Doomed timing

18 September 2015 By Daniel Indiviglio

More than just a nice desk in the Oval Office awaits the next U.S. president. Whoever wins the campaign will probably contend with an economic recession, no matter what the Federal Reserve does with interest rates. The great downturn ended six years ago, longer than it traditionally takes for another slowdown to hit. Given the sluggish recovery, another peak could be years off. But unless modern records are shattered, today’s White House contenders will need to brace for a crisis.

Since the Great Depression, the average period between the end of one American recession and the start of another has been about five years. By that metric, the economy is currently operating on borrowed time. It has been more than a year longer than that average since the slowdown that accompanied the global financial crisis ended in June 2009.
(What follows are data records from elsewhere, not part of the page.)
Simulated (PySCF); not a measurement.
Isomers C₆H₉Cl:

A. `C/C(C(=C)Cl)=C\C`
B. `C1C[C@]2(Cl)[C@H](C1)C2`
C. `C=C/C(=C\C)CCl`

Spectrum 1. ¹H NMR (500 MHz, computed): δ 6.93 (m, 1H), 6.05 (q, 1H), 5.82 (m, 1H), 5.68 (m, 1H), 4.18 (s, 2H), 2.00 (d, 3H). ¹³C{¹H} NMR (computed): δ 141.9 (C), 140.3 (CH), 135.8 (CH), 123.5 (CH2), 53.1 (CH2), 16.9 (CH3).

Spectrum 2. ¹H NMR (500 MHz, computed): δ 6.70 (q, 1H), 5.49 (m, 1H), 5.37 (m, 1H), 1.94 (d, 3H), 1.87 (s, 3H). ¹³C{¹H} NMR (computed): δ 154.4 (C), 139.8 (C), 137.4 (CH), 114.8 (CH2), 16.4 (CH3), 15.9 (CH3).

Of course, this time around it might just take a little more time than usual to rebound. The United States enjoyed 10 recession-free years from early 1991 through early 2001. That’s the longest uninterrupted period of prosperity in 150 years of record-keeping. That means unless this is another historically unprecedented moment, another recession will arrive by June 2019.

True, most economists don’t see an imminent slowdown. They expect the Fed to eventually begin to raise interest rates in response to the economy’s strength and its ability to weather tighter monetary policy. As Goldman Sachs explained in a research note, the unusually slow recovery implies a longer-than-usual cycle. The bank does not forecast a recession for 2016, the last full year that Barack Obama will occupy the White House.

If correct, that makes any slowdown a problem for, take your pick: President Donald Trump, Carly Fiorina, Bernie Sanders, Hillary Clinton, etc. If it starts early enough in the 45th president’s first term, the commander in chief might be able to place the blame at Obama’s doorstep. But every time since World War Two that an American president faced a recession that began after his first year, he failed to win re-election.

Presidents don’t deserve all the blame for the unavoidable cycles of developed economies. That doesn’t stop voters from thinking otherwise. Moreover, if the next boss happens to be Jeb Bush, a recession on his watch would mark the fourth in a row to have begun under a member of his immediate family. He and his rivals need to brace for the inevitable.